Norwegian seed bank built to withstand the end of the world is having trouble already

The new money will help protect humanity's last hope from the dangers coming to threaten it

Andrew Griffin
Tuesday 27 February 2018 17:59 GMT
The Svalbard Global Seed Vault

A bunker built to withstand the world's most extreme dangers needs to be even more secure.

The Svalbard Global Seed Vault in Norway was built to look after the future of mankind. But as the species faces difficulty so does the bank, and the Norwegian government will spend $10 million on upgrading the vault so that it can last against its challenges.

Famously, the bunker – which sits in the wastes of an Arctic island – was hit by freak weather events in late 2016, showing the dangers that are faced by the vault despite the fact it was built to withstand the end of the world. The new money will fund the “construction of a new, concrete-built access tunnel, as well as a service building to house emergency power and refrigerating units and other electrical equipment that emits heat through the tunnel".

The vault was built to help humanity live through and withstand the most profound challenges that face it: the destruction of the environment and the important things it provides for us. If we were hit by a destructive event like climate change or even nuclear war, we would turn to the library of seeds to replenish what we'd lost.

Among the challenges facing agriculture, experts have said, are rising hunger, population growth and greater climate pressures.

That means the world needs to produce more food that is more nutritious, and to do so "on less land, with less water, less pesticides, less fertiliser to keep within what the planet can stand", Haga said.

The Svalbard archipelago, the furthest north reachable on a scheduled flight, was chosen for the vault's location because it is remote, there are no volcanoes or earthquakes, and the permafrost keeps the seeds in deep-freeze.

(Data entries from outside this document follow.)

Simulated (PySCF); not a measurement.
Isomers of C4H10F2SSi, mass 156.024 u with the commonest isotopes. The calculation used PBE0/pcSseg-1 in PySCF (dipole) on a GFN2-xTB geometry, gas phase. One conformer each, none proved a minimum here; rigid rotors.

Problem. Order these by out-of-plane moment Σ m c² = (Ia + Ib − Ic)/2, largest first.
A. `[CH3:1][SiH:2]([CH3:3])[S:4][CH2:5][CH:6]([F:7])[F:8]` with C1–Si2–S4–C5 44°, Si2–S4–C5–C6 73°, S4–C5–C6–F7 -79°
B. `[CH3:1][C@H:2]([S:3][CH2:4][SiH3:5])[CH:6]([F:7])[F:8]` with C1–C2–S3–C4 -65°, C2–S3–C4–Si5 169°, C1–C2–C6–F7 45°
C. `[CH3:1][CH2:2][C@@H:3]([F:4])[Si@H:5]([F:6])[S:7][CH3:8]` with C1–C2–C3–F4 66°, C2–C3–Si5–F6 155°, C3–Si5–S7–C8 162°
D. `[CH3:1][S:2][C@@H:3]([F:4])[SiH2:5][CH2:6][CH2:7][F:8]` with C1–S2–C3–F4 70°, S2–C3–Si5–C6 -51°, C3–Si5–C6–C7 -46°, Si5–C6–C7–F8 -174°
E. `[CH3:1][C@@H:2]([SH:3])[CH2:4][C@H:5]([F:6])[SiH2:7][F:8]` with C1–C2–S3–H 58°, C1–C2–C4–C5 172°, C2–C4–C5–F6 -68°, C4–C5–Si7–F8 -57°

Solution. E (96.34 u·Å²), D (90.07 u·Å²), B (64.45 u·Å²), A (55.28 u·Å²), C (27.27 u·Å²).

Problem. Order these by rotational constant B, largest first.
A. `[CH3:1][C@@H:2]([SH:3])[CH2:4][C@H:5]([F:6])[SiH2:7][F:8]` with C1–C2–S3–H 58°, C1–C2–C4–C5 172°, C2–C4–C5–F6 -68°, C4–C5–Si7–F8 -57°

Yet the vault, built 120 metres (400 feet) into the rock, is facing its own climate pressures.

An unexpected thaw of permafrost meant water flowed into the entrance of the vault's tunnel in late 2016. The seeds were not in danger, but Norway said on Friday it would spend 100 million krone ($13 million) to upgrade the vault.

"When I came up here the first time in 1985 ... there was always ice on the fjord. Now you never see complete ice on the fjord," Haga said.

Scientists have warned that the Arctic Ocean could be ice-free much sooner than previous predictions, which forecast sea ice would first disappear completely during summer months between 2040 and 2050.

Fowler said he was confident the seeds were safe, but welcomed Norway's decision to strengthen the vault.

"We'll be tight and dry and we'll deal with whatever climate change gives us," he said.